Sam Trimble Design Winner: Will Chingby
Sheila Kim-Jamet -- Interior Design, 5/1/2005 12:00:00 AM
A refrigerated frosty-white display case resembling a crepe cake is the centerpiece of Sam Trimble Design's interior for the Lady M Cake Boutique, a 600-square-foot café in New York. The 24-foot-long case is fronted with a quartz agglomerate and inlaid with onyx strips, all resting on 2-inch-diameter steel legs—through which run its power lines. The table legs and the entrance door's stainless-steel handle are the lone weighty elements amid cream-painted walls and a limestone floor. Sam Trimble tells us how his namesake firm whipped up this treat.
What's your recipe for design?
ST: When you see the client's cakes, you're struck by the rich colors and textures. The display table references a jewelry-shop experience. It also represents the layers of the Mille Crêpes stack, a signature dessert. We depicted this by alternating layers of white quartz with cream onyx.
Why express the concept in a display table rather than another element in the space?
ST: The owner had the idea to put her cakes on a long table. So this idea highlighted the cakes by putting them on a pedestal of sorts.
What went into creating it?
ST: It's an elaborate showcase with fans, refrigeration coils, running hot and cold water, drainage, and lighting.
How do you conceal all the inner workings?

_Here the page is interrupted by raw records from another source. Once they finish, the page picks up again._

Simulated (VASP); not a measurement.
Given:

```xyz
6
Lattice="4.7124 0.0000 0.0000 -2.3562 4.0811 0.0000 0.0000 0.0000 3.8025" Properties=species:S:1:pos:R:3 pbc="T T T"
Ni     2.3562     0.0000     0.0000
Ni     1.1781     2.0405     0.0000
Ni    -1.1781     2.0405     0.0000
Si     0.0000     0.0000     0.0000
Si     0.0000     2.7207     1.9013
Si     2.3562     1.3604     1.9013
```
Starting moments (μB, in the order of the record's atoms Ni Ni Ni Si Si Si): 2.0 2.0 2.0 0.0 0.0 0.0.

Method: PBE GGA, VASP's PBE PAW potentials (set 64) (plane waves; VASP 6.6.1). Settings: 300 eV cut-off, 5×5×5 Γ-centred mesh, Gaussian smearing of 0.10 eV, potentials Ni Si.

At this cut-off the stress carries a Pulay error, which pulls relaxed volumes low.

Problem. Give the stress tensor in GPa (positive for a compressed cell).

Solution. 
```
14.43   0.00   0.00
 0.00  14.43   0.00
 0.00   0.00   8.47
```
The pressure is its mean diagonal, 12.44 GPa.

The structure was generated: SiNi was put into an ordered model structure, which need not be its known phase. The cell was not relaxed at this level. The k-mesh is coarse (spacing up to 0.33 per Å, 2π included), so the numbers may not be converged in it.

ST: The legs are conduits for all of these utilities. There are holes in the floor below them, so that all of the pipes can run right into the cellar and connect to the building's systems. That clean space below the display represents hard work by fabricators to hide its mechanisms.
What risks did you take?
ST: Apart from the table, I had never designed such a simplified entry door. It had to be uncluttered. So in addition to the very thin stainless-steel border of the front glazing, I specified an electro-mechanical lock in the head of the doorframe—no deadbolt.
For such a small detail, was there a lot of labor involved?
ST: The milled stainless-steel entry-door handle was a technical feat. My brother Brent, an industrial designer, made a detailed 3-D computer model of the handle design. It's the only element "floating" in the glass façade's expanse.